I do not understand this first prohibition from 1 Timothy 2:12, to be a literal interpretation where women in the church are never placed into teaching positions, even if men are in the audience. Jesus issued the Great Commission to all of us (men and women alike) to “make disciples” which involves teaching the Word. Certainly in Acts 18:24 – 26, Aquila and his wife Priscilla are working together to teach Apollos, “explaining to him the way of
God more accurately.” Additionally, Paul exhorts the whole congregation in Colossae (men and women), to “teach and admonish one another, letting the Word of Christ dwell in them
richly” (Colossians 3:16). The apostle Paul writing to correct some issues within the Corinthian congregation does not forbid “women from praying and prophesying” in the church so long as “their heads are covered,” which was a cultural sign of being “submissive” (1 Corinthians 11:4 – 6).

While the bible is clear that men are to live “godly lives” seeking to provide spiritual leadership in their homes and in the church, such leadership does not prohibit them from working together with their wives and other Christian women in the church to teach God’s Word. John Piper, in his book Freedom to Minister says it very well regarding women in the church, “when you look throughout the New Testament, you see women teaching, helping, serving, equipping and spreading the Gospel. The fields of opportunity are endless for the entire church to be mobilized in ministry; male and female. Nobody is to be at home watching soaps and reruns while the ‘world burns.’ God intends to equip and mobilize all the saints under the leadership of a company of qualified men who take primary responsibility for leadership and teaching as elders in the church.”

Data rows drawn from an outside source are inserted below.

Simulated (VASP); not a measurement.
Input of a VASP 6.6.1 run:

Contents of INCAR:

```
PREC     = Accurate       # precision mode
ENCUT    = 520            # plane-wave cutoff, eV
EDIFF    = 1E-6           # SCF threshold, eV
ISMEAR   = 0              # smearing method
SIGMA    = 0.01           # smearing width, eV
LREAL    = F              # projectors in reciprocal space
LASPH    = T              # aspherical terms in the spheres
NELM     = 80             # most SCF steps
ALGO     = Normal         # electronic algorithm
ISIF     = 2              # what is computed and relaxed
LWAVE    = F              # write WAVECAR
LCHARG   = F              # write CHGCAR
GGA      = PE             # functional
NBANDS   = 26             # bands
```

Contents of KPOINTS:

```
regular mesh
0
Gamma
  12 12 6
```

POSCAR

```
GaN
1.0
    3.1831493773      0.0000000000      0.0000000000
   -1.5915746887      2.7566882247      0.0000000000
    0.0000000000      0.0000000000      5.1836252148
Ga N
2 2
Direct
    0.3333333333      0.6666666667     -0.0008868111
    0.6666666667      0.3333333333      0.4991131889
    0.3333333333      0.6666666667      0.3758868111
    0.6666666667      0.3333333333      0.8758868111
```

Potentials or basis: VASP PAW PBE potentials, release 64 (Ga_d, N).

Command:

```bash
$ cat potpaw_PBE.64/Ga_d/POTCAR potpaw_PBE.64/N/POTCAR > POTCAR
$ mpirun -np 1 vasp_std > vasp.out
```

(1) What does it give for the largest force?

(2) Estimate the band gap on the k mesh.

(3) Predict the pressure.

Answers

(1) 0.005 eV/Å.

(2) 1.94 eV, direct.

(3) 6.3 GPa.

So, regarding women teaching in the church, should they be allowed to minister the Word to:

  • a small group of ‘mixed adults’?
  • a group of teenage guys?
  • an adult SS class with her husband?
  • a young married couples’ SS class?
  • some type of equipping or training class?

Those are practical questions worthy of careful consideration and prayer by the church’s “elders”, along with a possible designated staff person. The “elders” would be responsible for overseeing those who teach, what they teach, and in what settings.